A Pastrami Turkey Sandwich on a plate.
Photo by Joseph De Leo, Food Styling by Rebecca Jurkevich

I would just as soon skip the cooking marathon that leads up to Thanksgiving. But I would feel truly bereft to miss out on the festival of leftovers, including days of sandwiches piled high with slabs of stuffing fried in butter and stacks of thinly shaved turkey breast. (No, I am not above going full tetrazzini if the situation demands it.) I am hardly alone in celebrating a fridge full of Thanksgiving leftovers, but this year I am taking things a bit further and cooking my Thanksgiving turkey specifically to eat as leftovers.

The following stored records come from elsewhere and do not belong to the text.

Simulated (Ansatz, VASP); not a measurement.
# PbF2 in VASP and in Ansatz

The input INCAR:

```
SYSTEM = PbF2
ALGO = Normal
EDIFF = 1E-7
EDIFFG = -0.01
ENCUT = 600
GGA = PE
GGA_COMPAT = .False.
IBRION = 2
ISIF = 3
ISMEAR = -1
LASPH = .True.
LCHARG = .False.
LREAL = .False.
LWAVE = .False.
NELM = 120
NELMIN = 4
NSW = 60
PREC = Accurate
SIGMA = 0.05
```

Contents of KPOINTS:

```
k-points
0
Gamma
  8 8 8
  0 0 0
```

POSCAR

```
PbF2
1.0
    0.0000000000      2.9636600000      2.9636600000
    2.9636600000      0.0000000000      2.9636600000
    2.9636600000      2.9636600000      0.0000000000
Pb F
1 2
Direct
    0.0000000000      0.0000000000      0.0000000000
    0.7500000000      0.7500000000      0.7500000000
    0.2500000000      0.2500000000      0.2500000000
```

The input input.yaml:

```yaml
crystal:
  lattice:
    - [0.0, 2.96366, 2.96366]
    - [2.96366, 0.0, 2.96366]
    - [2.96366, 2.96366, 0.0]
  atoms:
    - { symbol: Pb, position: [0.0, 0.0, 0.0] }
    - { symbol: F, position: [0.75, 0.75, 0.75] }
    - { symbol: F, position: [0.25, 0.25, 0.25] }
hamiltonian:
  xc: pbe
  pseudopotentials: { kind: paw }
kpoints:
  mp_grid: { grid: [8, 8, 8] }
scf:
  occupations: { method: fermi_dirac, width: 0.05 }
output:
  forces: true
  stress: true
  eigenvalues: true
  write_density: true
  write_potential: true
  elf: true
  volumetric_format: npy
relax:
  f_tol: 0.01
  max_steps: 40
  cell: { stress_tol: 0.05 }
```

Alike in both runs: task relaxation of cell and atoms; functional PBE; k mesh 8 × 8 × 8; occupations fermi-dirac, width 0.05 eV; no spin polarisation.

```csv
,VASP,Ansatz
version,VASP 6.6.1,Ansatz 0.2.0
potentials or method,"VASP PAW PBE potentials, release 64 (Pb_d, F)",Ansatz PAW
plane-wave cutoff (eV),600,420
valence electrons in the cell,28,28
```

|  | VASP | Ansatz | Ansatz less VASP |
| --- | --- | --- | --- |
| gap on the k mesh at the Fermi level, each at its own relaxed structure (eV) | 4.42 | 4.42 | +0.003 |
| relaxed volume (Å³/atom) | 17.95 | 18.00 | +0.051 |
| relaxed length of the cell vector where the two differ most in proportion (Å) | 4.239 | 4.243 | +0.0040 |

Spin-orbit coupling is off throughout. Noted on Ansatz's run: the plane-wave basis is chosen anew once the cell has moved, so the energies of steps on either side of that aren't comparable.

Let me explain. There is very little magic for me in having a whole turkey on hand for this year’s small celebration since it would be overkill for my family. Yet I want the turkey sandwiches. So this turkey breast is engineered to create the most flavorful roast turkey possible, specifically using the cut I consider ideal for sandwich duty: the breast. I cover it with an overnight peppery cure that imparts tons of pastrami-like spice, lightly sear it to bring out its flavor and set the pungent bark in place, then roast just until done. Chilled and thinly sliced, mounded onto squishy buns, this light meat is way better than a turkey breast that has simply gone along for the ride with a whole roast turkey.

Recipe information

  • Total Time

    1 hour 45 minutes

  • Yield

    Serves 8

Ingredients

1 3–4-lb. boneless turkey breast roast (untied)
4 tsp. freshly ground black pepper
1 Tbsp. Diamond Crystal or 1¾ tsp. Morton kosher salt
1 Tbsp. light or dark brown sugar
2 tsp. garlic powder
2 tsp. smoked paprika
2 Tbsp. extra-virgin olive oil
8 soft rolls or buns
Mayonnaise, cranberry sauce, lettuce, and pickled red onion (for serving)

Preparation

  1. Step 1

    Pat turkey dry (if there is skin you can leave it on. If not, you won’t miss it) and place in a medium bowl. Mix together pepper, salt, brown sugar, garlic powder, and paprika in a small bowl, then sprinkle all over turkey (use all of it!). Cover and chill 8–12 hours.

    Step 2

    Preheat oven to 300°. Remove turkey from bowl and discard any liquid but keep all of the spice rub in place. Heat oil in a large ovenproof nonstick or cast-iron skillet over medium-high. Cook turkey, turning every minute or so, until browned on all sides and very fragrant, 6–8 minutes total.

    Step 3

    Transfer skillet to oven. Roast turkey, turning halfway through, until an instant-read thermometer inserted into the thickest part registers 155°, 60–90 minutes, depending on size. Transfer turkey to a wire rack. If you plan to serve it the same day it’s baked, let cool at least 30 minutes, then slice very thinly (think deli meat) on a cutting board.

    Step 4

    To serve, spread cut sides of buns with mayonnaise and build sandwiches with buns, turkey, cranberry sauce, lettuce, and pickled red onion.

    Do ahead: Turkey can be roasted 4 days ahead. Let cool completely, then wrap tightly and chill. Slice just before using. Don’t try to reheat it as it will just dry out.